Farmers urged to have their say on agriculture policy post-Brexit
The Ulster Farmers’ Union (UFU) is requesting farmers’ views on its recently-published discussion document on Brexit and options for a new domestic agricultural policy.
The union released the paper to stimulate thinking and spark further debate in the rural community; particularly about support structures post-Brexit.
The document outlines ten key goals, regarding Bexit, under four priority areas: trade; agricultural support; regulation; and labour.
It also summarises a potential structure of future support, with all farmers having access to the baseline measures and being able to then apply to any of the modular measures.
It is essential that the UK government maintains “at least” the existing level of support for farmers post-Brexit, stressed the UFU.
While the UK government has promised support for 2019, after that things are much less certain, said UFU President Barclay Bell.
The delivery system for future funding is likely to change and we have an ideal opportunity to design one that is better suited to UK agriculture and creates conditions for a more productive, sustainable and resilient sector.
“This discussion paper is the first step in a process looking at a new domestic agricultural policy, and in particular future direct support structures.
“Farming plays a vital role in the economy, rural communities and managing the countryside and it is crucial that politicians listen to farmers in order to get Brexit right for agriculture,” Barclay concluded.
Farmers can submit their views on the UFU Brexit discussion document via an online feedback form on its website.

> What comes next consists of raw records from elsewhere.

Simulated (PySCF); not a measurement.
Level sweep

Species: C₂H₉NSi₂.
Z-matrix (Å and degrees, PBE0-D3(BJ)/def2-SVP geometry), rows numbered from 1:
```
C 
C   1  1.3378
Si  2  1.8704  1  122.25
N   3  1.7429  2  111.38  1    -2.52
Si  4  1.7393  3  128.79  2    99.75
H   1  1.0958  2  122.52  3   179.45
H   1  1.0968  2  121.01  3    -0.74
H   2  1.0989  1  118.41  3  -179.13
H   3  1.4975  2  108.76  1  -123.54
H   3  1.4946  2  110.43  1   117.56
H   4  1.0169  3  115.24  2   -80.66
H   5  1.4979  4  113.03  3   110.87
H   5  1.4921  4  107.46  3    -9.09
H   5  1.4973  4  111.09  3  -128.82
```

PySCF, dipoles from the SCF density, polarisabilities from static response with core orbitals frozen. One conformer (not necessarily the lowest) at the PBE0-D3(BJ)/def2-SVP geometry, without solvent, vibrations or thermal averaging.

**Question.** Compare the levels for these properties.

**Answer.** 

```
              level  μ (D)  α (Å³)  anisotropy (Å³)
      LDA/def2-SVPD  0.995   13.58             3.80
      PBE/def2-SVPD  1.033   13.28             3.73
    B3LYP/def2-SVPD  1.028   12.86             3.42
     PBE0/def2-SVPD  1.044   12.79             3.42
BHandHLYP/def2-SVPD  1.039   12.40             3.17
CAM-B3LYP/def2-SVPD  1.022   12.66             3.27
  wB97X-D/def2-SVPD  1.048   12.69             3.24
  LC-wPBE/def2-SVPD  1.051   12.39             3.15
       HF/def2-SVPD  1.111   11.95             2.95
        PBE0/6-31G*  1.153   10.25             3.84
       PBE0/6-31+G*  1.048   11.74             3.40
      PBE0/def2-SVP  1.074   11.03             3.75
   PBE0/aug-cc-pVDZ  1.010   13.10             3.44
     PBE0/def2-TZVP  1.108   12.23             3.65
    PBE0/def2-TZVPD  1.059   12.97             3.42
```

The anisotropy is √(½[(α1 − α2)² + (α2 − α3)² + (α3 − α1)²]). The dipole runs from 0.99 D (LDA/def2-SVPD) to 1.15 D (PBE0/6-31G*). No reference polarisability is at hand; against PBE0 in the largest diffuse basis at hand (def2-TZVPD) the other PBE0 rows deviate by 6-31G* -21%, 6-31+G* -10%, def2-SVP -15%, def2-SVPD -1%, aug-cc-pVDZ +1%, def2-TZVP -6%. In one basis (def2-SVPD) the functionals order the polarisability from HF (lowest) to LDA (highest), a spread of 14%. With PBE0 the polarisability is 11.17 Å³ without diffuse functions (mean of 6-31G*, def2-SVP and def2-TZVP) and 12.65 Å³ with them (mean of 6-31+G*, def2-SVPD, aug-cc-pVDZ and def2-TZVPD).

“Brexit is the biggest thing to happen in 40 years and it is vital that you have your say. We will also be organising meetings with members over the summer to discuss the paper further,” said the UFU president.
The feedback form is open to submissions from individuals only. The UFU will meet with other local industry and environmental stakeholders to get their views also.
The online feedback form for ‘Brexit: Options for a domestic agricultural policy’ is available at: www.ufuni.org.